Lowry argues that "[e]vents have conspired to knock the supports out from under the Wilsonian aspects of President Bush’s foreign policy." He says that Democrats are headed in this direction too, though they haven't been notable supporters of the second of the two elements of the Bush foreign policy that Lowry identifies: (1) treatment of Islamism as an aberrational departure from Islam, a "religion of peace," and (2) wedding this treatment to Wilsonian democratic idealism seeking a democratic transformation of the Middle East.

Borrowing the intellectual framework of Walter Russell Mead, Lowry identifies a trend among conservatives who seek "to detach Bush’s Jacksonianism (the hardheaded, somewhat bloody-minded nationalism) from his Wilsonianism (the crusading democratic idealism)." According to Lowry, the "to hell with them" tendency is predicated on "doubts only as the retrospective justification for the war and the war aims themselves became increasingly Wilsonian." Lowry asserts that the "to hell with them" reaction "replicates almost exactly the reaction to Vietnam."

Lowry argues that the kind of war we are fighting in Iraq is "most like a counterinsurgency" and that "[w]e will need more engagement with the Muslim world rather than less, and more perspective rather than less." He credits Bush with having made some mid-course corrections in the direction of realistic elements in his foreign policy. He nevertheless argues that the thrust of the original policy should be preserved: the contention that Islam is a religion of peace, and the push for democratization (Bush's oversimplified rhetoric has disserved him, but "the general orientation is correct").

Lowry concedes that the characterization of Islam as a "religion of peace" is a "polite fiction." He nevertheless differentiates between Islam and Islamism. He suggests that strains of Islam can be reconciled with democracy. He argues that Islamism is the ideology of our enemy and traces it back to the Iranian revolution of 1979. At that time Islamism became a political force. It is an ideology that must be opposed and defeated. A democratic Iraq promises to provide both ideological opposition and the force of legitimacy to the opposition.

In his conclusion, Lowry harkens back to the internal Republican debate over "containment verus rollback" on which National Review entered the scene in 1955:

For believers in a clash in civilizations, the "to hell with them" hawks have an odd attitude toward their own. They want to put our civilization in a permanent posture of strategic defense. In Cold War terms, they believe in Containment rather than Rollback. Containment was a successful strategy, but especially so when Ronald Reagan invested it with aspects of Rollback, launching insurgencies against Communist states and engaging in unapologetic evangelism for the Western cause.
Lowry concludes with an acknowledgment that "[a]t the moment, the wind is blowing the 'to hell with them' hawks’ way." He contends that we should stay the course.
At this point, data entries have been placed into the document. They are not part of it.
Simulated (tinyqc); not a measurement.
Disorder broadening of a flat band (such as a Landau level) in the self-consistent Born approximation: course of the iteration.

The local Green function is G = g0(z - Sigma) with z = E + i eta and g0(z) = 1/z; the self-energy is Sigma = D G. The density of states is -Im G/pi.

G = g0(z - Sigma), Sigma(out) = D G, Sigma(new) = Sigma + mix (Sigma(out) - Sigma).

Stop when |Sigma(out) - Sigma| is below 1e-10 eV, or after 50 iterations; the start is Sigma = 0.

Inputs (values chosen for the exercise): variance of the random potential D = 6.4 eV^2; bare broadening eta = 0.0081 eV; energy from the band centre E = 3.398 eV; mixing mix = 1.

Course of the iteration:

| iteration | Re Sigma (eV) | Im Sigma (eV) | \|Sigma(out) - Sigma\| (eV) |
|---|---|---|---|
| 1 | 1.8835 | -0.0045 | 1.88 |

Lowry does not identify who the "to hell with them" hawks are. Whom is this essay about? Perhaps in writing the essay, Lowry found it easier to describe the tendency he discerns without engaging personalities and particulars. Nevertheless, the single most prominent conservative who answers to Lowry's description of the "to hell with them" hawks is National Review founder Bill Buckley. Other National Review personalities who answer to the description in one way or another are Jeffrey Hart, John Derbyshire and Andrew McCarthy.

Outside the precincts of National Review, the only prominent conservative who comes to mind is George Will and, like Professor Hart, he has articulated a variant of the "to hell with them" critique for quite a while. Given the NR-affiliation of most of Lowry's antagonists on the theme of the essay, Lowry's silence on personalities may be diplomatic.

In any event, Professor Hart's new history of National Review -- The Making of the American Conservative Mind -- usefully reminds us that in 1955 National Review, Bill Buckley and James Burnham were partial to "rollback" over "containment," for reasons that recall Lowry's thesis. They thought "containment" too passive. Lowry's essay combines the spirit of the young Bill Buckley with the historical lessons of the past 50 years.